Originally Posted by slobone

POSSIBLE OUTLINE OF PROOF

We can also write

f(x) = (x-r_1)(x-r_2)...(x-r_n)

(because f is monic) where r_1, r_2, ..., r_n are the n real roots.

Step 1: show that each of the r_i must be <= 0.

Proof by contradiction: For convenience, arrange the subscripts so that r_1 >= r_2 >=...>= r_n. By assumption, r_1 > 0.

If r_1 > r_2, let x be such that r_1 > x > r_2. Then exactly one of (x-r_1), (x-r_2),... (x-r_n) is < 0, so f(x) < 0, contradiction.
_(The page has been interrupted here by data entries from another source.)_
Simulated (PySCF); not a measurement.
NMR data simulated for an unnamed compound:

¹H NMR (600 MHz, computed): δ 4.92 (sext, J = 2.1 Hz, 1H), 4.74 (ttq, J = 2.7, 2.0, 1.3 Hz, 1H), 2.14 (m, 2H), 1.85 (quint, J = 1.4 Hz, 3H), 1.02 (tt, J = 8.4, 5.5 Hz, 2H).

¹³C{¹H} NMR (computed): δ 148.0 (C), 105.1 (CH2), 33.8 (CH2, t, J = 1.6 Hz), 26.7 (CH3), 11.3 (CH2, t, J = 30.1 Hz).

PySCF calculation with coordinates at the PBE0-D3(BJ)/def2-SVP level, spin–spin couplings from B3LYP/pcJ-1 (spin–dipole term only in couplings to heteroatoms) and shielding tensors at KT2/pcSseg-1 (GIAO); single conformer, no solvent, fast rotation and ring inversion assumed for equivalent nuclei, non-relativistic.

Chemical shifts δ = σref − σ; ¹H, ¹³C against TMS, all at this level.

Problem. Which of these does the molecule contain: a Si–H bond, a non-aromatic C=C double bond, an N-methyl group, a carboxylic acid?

If r_1 = r_2, we have a problem. We could keep going down the list of roots until we find a number that's less than an odd number of the roots, but what if there isn't any such number? That is, r_1 = r_2, r_3 = r_4, and so on, and n is even. In this case I don't know what to do -- perhaps you could make some kind of combinatorial argument using the binomial theorem to show that if all the coefficients are positive, all the roots must be negative.

Step 2. Let's make a notational switch and define R_j = ABS (r_j) [absolute value]. Then f(2) = (2+R_1)(2+R_2)...(2+R_n), where all the R's are positive. Since the constant term of f is 1, it follows that

R_1R_2...R_n = 1.

I believe that for any set of R_j's with this property, it must be true that f(2) >= 3^n.

For example, (2 + 1/3)(2 + 1/2)(2 + 6) = 280/6 > 3^3.

Unfortunately this is the hard part of the proof.

[I apologize if my notation is horrific, but I'm not used to doing math on the Internet.]